Editorial: Pakistan’s ways on blasphemy accusations can only be changed by enforcing the state’s writ

A question often asked is whether the responsibility of countering violent extremism and growing intolerance in Pakistan lies with civil society and educational institutions or whether it is the responsibility of the law-enforcement agencies and the military.

One assertion has been that our civil society needs to work on social and behavioural change to address intolerance and social and ideological conflicts when they permeate a community, without harming individual freedoms and while respecting the right to dissent. However, the responsibility should shift to law enforcement as soon as the situation becomes potentially violent. Dealing with violence and terrorism should rest with the government apparatus trained to handle them.

Since 2011, countering and preventing violent extremism has gained popularity as a means to stem the tide of violence around the world. In Pakistan, government measures and civil society organisations have both pursued the countering violent extremism (CVE) agenda. But is it working? Have we identified the problem correctly, made practical recommendations and plans, and framed the issues wisely?

Pakistan’s efforts to combat violent extremism are closer to the idea of CVE as a means of preventing those most at risk of being radicalised from becoming terrorists. In other words, CVE falls in the realm of policy, programmes and interventions designed to prevent individuals from engaging in violence linked to radical political, social, cultural and religiously inspired ideologies and groups.

Many associate CVE with a ‘foreign agenda’ and see it as disparaging of local target communities.

Many associate CVE with a ‘foreign agenda’ and see it as disparaging of local target communities. The reason is that funding agencies and implementing organisations see these communities as being on the verge of violent extremism if not already supporting extremist groups. That becomes a hurdle in the attempts to build trust with local communities. In fact, acting on CVE without considering the context does not help the goal of local communities themselves taking ownership of the initiative.

Read: Roots of extremism

According to popular CVE theory, religious ideology, particularly in the context of its radical interpretation, plays a crucial role in this process, which is identifiable at different stages. Hence, ideology can be interpreted through constructive and corrective interventions. That’s how the notion of working with people ‘at risk of violent extremism’ and ‘vulnerable youth’ or even ‘vulnerable communities’ emerged and grew in the CVE domain. For some analysts, the role of extremist religious ideology is something like a ‘conveyor belt’ automatically pushing an individual towards terrorism.

This approach overemphasises individual belief and downplays social and political circumstances that give rise to political violence. That is to say ideology in itself is not a core fundamental reason for radicalisation. Instead, there is a complex combination of social, political, economic, structural, identity, tribal and psychological factors at play; these make some individuals more susceptible to extremist ideas than others.

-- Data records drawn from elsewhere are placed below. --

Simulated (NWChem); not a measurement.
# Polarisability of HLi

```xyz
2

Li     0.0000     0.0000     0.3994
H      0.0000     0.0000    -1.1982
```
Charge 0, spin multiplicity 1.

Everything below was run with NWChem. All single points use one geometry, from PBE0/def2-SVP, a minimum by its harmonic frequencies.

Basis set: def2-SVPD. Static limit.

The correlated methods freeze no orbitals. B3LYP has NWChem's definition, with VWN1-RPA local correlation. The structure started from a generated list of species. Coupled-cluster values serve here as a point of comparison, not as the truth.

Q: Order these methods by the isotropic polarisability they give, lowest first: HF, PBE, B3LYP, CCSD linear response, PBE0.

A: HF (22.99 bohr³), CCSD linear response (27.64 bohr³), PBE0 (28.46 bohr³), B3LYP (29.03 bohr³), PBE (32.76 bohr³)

The overwhelming majority of CVE projects in Pakistan are founded on the basis of producing alternative narratives or ‘relevant’ interpretations of faith to discredit extremist ideology. However, the implications of these actions — such as governments or CVE experts assuming the authority to shape religious thought per their needs and wishes — are mostly overlooked in the enthusiasm of creating new narratives.

In some ways, it is said, “governments are taking on the role of ‘de facto theologians’, implicitly adopting an official interpretation” of religion. Critics say this approach undermines secular principles of neutrality and non-intervention in faith.

There is an urgent need for a detailed, formal scrutiny of international and intergovernmental decision-making in the field of CVE. The absence of critical debates on the impact, legitimacy and effectiveness of CVE policies gives rise to more problems than solutions.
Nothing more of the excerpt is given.